Recently, I went with my husband and a friend (Northy) to the Erotic Heritage Museum here in Las Vegas (check out his article here!!). Yeah, I know…the last place you may expect to find a museum about sex, right? Well, that’s one part of the joke; it was actually located directly next to a sex shop and a strip club. The building was even decked out in pink with garish neon signage to match the décor of the sex shop and club. From the onset, the museum made no mystery of its intimate connection (pun intended) to the sex industry, particularly with the porn industry. Unfortunately, this was the primary focus of the museum concerning the complex subject of human sexuality.

I really had no idea what to expect when we arrived and I was only slightly chagrinned at the location of the place and its conspicuous proximity to the shop and the club. I mean, I’m pretty desensitized to the Vegas way of self-promotion and exploitation. My husband Al and I went inside and were quickly greeted by a fellow who described the museum as “sociological” in terms of its theoretical underpinnings (I assume)…after my friend was told to stay out of the “library” section he wandered into, which was not open to the public. This was only the beginning of the museum’s internal irony.
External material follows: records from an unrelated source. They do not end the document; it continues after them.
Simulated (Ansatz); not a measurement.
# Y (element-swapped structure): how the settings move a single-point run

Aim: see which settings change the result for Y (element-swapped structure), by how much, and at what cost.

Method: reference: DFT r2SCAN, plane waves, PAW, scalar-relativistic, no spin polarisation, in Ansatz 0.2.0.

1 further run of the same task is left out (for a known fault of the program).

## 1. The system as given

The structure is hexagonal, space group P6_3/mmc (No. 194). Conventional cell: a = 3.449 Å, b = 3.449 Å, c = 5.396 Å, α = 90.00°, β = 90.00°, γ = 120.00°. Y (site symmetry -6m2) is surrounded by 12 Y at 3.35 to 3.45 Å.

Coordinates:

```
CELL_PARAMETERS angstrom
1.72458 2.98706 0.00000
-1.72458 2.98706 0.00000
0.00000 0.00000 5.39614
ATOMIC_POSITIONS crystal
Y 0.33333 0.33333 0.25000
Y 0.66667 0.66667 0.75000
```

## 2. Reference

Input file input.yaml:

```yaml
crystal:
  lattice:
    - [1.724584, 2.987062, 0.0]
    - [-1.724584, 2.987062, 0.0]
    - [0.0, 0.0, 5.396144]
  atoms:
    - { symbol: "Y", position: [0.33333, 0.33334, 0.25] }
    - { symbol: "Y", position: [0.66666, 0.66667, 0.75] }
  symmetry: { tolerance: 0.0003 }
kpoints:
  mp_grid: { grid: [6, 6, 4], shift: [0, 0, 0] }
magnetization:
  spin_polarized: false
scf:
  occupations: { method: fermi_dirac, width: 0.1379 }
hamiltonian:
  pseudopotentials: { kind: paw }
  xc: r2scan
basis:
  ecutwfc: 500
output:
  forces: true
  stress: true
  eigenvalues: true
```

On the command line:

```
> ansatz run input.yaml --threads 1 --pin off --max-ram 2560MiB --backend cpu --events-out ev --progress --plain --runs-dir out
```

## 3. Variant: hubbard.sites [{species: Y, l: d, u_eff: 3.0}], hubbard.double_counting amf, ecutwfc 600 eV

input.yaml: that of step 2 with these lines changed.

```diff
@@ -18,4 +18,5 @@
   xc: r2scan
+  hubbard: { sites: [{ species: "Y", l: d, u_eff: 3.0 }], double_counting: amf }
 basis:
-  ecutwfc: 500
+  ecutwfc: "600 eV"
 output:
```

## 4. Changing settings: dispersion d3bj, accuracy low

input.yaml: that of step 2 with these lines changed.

We paid the price of admission and entered the experience though a “Red Light District” prop exhibit, which was a hallway filled with neon lit advertisements for sex and titillation that reminded me of several scenes from the films “Taxi Driver”. Since the three of us were the only ones there (we were told it was a quiet afternoon), we spent little time in the echoing, dark, neon-buzzing area in search of the sociology of sex.

In exiting our sample area of a red light district, the hall opened up to a floor riddled with shelves and displays in the center, and lined along the outside with the many manifestations of the mainstream porn industry, including their founders such as Larry Flynt, the creator of Hustler magazine in 1974. Much of the displays were either prints, like movie prints and film posters of sexual films (think Deepthroat) as well as artifacts in glass cases such as carvings and sculptures of people engaging in sexual activity, models of penises, and “deflowering” tools from all around the world. Each of us agreed that the artifacts might have been engaging if they had any cultural context; instead each item had a small card associated with it with a title for the object (i.e. Japanese deflowering tool) along with the collection or donor name (several actually listed “the Japanese Government”) or where it was found (i.e. a Shinto temple). Nearly always, the artifacts had no date or description of how or why the object was used socially, politically or culturally. It was as if we were to accept that these items were simply sex toys to be appreciated on our own culturally-centric and contemporary terms. Maybe I am the only one that encounters a difference between a “deflowering tool” of unknown temporal context and a contemporary personal dildo, but hey, who am I?

As I stated above, the outside perimeter of the first floor of the museum was comprised of the pornography industry, including a display of life-size standups of several female porn stars among some stripper pole props, a sado-masochistic display using life-size dolls, and lots of wall-mounted televisions showing people having sex or doing sexual things. There was even a small section of a collection of the penis bones of different animals, including a whale. Finally, tucked away near a small display of sexual health information apparently set up by Planned Parenthood were a few images of some transsexual folks, boldly baring it all for the viewer.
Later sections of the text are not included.